You can find the number of knots chosen for a variable by looking at the modelFits1D output within salsa1dOutput or by querying the spline parameters list in the model object. In this case, one knot has been selected.

# How many knots were chosen for depth?
salsa1dOutput$bestModel$splineParams[[2]]$knots

Assessing model fit using a partial plot. These can be on the link scale:

runPartialPlots(model = salsa1dOutput$bestModel, data = wfdata, 
                varlist = 'depth', 
                showKnots = TRUE, 
                type='link', 
                includeB0 = TRUE)

or the response scale

runPartialPlots(model = salsa1dOutput$bestModel, data = wfdata, 
                varlist = 'depth', 
                showKnots = TRUE, type='response', 
                includeB0 = TRUE)

Adding a factor variable

The process is the same as above but you specify the factor variable in the initial Model. Here we add a season variable. For this we need to use the full data set nysted.analysisdata.

initialModel <- glm(response ~ 1 + as.factor(season) + offset(log(area)), family = "quasipoisson", 
                    data = nysted.analysisdata)

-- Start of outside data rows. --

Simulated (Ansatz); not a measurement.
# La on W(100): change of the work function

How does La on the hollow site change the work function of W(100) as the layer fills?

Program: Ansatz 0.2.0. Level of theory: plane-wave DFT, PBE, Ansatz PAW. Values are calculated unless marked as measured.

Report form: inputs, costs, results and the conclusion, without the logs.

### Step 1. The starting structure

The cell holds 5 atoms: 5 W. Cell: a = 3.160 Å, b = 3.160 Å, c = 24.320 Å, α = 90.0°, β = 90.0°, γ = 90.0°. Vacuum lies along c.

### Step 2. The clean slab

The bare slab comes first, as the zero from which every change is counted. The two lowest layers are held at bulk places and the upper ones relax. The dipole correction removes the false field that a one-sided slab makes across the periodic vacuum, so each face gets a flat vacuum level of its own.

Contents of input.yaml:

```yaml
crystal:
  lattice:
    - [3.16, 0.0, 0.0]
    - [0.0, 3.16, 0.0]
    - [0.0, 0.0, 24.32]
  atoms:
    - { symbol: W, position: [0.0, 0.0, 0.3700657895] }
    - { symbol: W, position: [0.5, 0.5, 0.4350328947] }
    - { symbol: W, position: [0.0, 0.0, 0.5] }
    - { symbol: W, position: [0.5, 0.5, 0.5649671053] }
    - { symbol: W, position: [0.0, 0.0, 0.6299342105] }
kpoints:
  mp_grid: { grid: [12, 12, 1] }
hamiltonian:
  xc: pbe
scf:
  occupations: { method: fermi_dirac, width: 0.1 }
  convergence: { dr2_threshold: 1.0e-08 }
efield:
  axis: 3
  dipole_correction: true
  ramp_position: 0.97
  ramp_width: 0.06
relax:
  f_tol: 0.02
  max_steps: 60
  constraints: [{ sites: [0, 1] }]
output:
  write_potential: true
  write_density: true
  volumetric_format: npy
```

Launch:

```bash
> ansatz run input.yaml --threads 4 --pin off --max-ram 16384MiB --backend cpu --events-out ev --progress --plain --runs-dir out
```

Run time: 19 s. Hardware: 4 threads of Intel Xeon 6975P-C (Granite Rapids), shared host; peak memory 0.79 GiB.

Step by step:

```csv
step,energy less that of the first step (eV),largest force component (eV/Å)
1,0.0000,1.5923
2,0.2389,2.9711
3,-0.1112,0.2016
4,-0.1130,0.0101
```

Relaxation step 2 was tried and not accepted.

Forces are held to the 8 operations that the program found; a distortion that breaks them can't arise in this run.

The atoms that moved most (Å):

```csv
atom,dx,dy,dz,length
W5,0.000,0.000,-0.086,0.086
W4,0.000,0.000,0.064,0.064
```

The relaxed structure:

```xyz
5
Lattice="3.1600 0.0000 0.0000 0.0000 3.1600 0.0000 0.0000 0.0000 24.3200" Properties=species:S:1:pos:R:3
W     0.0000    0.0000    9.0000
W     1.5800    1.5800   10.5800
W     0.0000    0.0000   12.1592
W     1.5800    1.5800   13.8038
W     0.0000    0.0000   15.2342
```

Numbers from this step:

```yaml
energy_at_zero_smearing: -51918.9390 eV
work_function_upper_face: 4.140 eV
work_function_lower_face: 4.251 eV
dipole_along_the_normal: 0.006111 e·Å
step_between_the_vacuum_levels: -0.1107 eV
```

salsa1dlist <- list(fitnessMeasure = "QBIC", 
                    minKnots_1d = 1,
                    maxKnots_1d = 3, 
                    startKnots_1d = 1, 
                    degree = 2,
                    gaps = c(0))

salsa1dOutput.f <- runSALSA1D(initialModel = initialModel, 
                            salsa1dlist = salsa1dlist,
                            varlist = c("depth"),
                            predictionData = nysted.predictdata, 
                            datain = nysted.analysisdata,
                            suppress.printout = TRUE)

runPartialPlots(model = salsa1dOutput.f$bestModel, 
                data = nysted.analysisdata, 
                varlist.in = 'depth', 
                factorlist.in = "season",
                showKnots = TRUE, 
                type='link', 
                includeB0 = TRUE)

Multiple smooth covariates

For this section we will use another renewables data set which is simulated from a vantage point survey of an area used for testing of wave energy devices.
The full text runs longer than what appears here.